Re: [PATCH memcg] memcg: prohibit unconditional exceeding the limit of dying tasks

From: Michal Hocko
Date: Mon Sep 13 2021 - 04:43:17 EST


On Mon 13-09-21 11:29:37, Vasily Averin wrote:
> On 9/10/21 5:55 PM, Michal Hocko wrote:
> > On Fri 10-09-21 16:20:58, Vasily Averin wrote:
> >> On 9/10/21 4:04 PM, Tetsuo Handa wrote:
> >>> Can't we add fatal_signal_pending(current) test to vmalloc() loop?
> >
> > We can and we should.
> >
> >> 1) this has been done in the past but has been reverted later.
> >
> > The reason for that should be addressed IIRC.
>
> I don't know the details of this, and I need some time to investigate it.

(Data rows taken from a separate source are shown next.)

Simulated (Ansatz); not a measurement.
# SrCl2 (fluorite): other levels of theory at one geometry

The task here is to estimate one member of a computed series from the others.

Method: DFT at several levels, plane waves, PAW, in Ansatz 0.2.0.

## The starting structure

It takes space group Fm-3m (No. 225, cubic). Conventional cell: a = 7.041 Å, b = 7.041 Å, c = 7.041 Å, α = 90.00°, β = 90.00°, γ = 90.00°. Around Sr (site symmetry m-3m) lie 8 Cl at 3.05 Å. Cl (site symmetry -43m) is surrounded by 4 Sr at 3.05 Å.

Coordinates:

b8c8a338f75e ("Revert "vmalloc: back off when the current task is killed"")
should give a good insight and references.

> >> 2) any vmalloc changes will affect non-memcg allocations too.
> >> If we're doing memcg-related checks it's better to do it in one place.
> >
> > I think those two things are just orthogonal. Bailing out from vmalloc
> > early sounds reasonable to me on its own. Allocating a large thing that
> > is likely to go away with the allocating context is just a waste of
> > resources and potential reason to disruptions to others.
>
> I doubt that fatal signal should block any vmalloc allocations.
> I assume there are situations where rollback of some cancelled operation uses vmalloc.
> Or coredump saving on some remote storage can uses vmalloc.

If there really are any such requirements then this should be really
documented.

> However for me it's abnormal that even OOM-killer cannot cancel huge vmalloc allocation.
> So I think tsk_is_oom_victim(current) check should be added to vm_area_alloc_pages()
> to break vmalloc cycle.

Why should oom killed task behave any different than any other task
killed without a way to handle the signal?

--
Michal Hocko
SUSE Labs